A Bear Winter? Not really.

Over the weekend we saw Bitcoin's recent rally above $60,000 collapse, posting a $10,000 drawdown in a span of hours, hitting its floor of around $52,000.

Sirens went off as new and veteran speculators alike shouted "Bear Winter!" from every corner of the internet, everyone scrambling to figure out what the hell just happened.

So what did just happen?

To explain the phenomenon that took place over the weekend we need to explain two very important things:

  1. Hash Rate
  2. Leverage

Hash Rate

The Bitcoin hash rate is the amount of computing power in the Bitcoin network working towards solving block puzzles and processing transactions.

The Bitcoin hash rate has been studied in-depth by speculators and researchers alike as the asset continues to obtain global adoption. It is important to understand the dynamics and economics around Bitcoin in order for financial institutions to make complete due-diligent investments.

As it stands, there are two main groups, the price-follows-hash (PFH) group and the hash-follows-price (HFP) group.

PFH believes that when miners become more involved with the network due to exo-incentives, and therefore hash-rates go up, it signals Bitcoin is healthily progressing. This signals investors that demand for Bitcoin may be going up and incentivizes them to purchase Bitcoin. The price therefore follows the hash-rate.

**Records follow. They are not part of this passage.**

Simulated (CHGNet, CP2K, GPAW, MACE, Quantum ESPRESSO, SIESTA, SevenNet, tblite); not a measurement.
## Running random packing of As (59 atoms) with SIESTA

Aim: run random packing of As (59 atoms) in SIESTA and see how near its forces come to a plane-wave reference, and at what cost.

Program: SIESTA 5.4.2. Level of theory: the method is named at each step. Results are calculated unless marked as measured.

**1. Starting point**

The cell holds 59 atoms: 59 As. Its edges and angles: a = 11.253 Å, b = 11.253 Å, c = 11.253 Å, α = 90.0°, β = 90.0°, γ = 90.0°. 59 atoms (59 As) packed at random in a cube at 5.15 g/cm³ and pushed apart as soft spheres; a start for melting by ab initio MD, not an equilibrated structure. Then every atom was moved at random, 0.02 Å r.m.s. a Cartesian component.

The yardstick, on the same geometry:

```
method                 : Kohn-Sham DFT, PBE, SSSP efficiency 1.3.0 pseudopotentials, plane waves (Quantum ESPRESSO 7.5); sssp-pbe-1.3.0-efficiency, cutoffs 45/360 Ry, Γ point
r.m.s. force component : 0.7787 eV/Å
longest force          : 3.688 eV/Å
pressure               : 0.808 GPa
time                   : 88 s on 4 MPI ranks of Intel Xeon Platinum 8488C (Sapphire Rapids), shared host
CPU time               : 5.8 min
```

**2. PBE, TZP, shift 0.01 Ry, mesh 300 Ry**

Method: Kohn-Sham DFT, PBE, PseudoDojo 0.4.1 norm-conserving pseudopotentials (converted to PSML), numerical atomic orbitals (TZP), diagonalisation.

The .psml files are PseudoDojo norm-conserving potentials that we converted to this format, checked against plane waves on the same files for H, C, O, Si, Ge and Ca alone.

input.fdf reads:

HFP believes that when the price of Bitcoin goes up due to exo-incentives the hash rate lags behind as it becomes more profitable to mine Bitcoin. Therefore the the hash-rate follows price.

The reality is there isn't enough data from the last 10 years to adequately discern which one of these groups is right, or if neither are. For the time being speculation will drive the markets.

With that being said, it's my observation that the speculators who subscribe to the PFH belief tend to spike during bull markets and speculators who subscribe to HFP belief tend to spike during bear markets.

In a bull market, speculators are constantly looking for sell signals, and advanced traders can use this for exploitation.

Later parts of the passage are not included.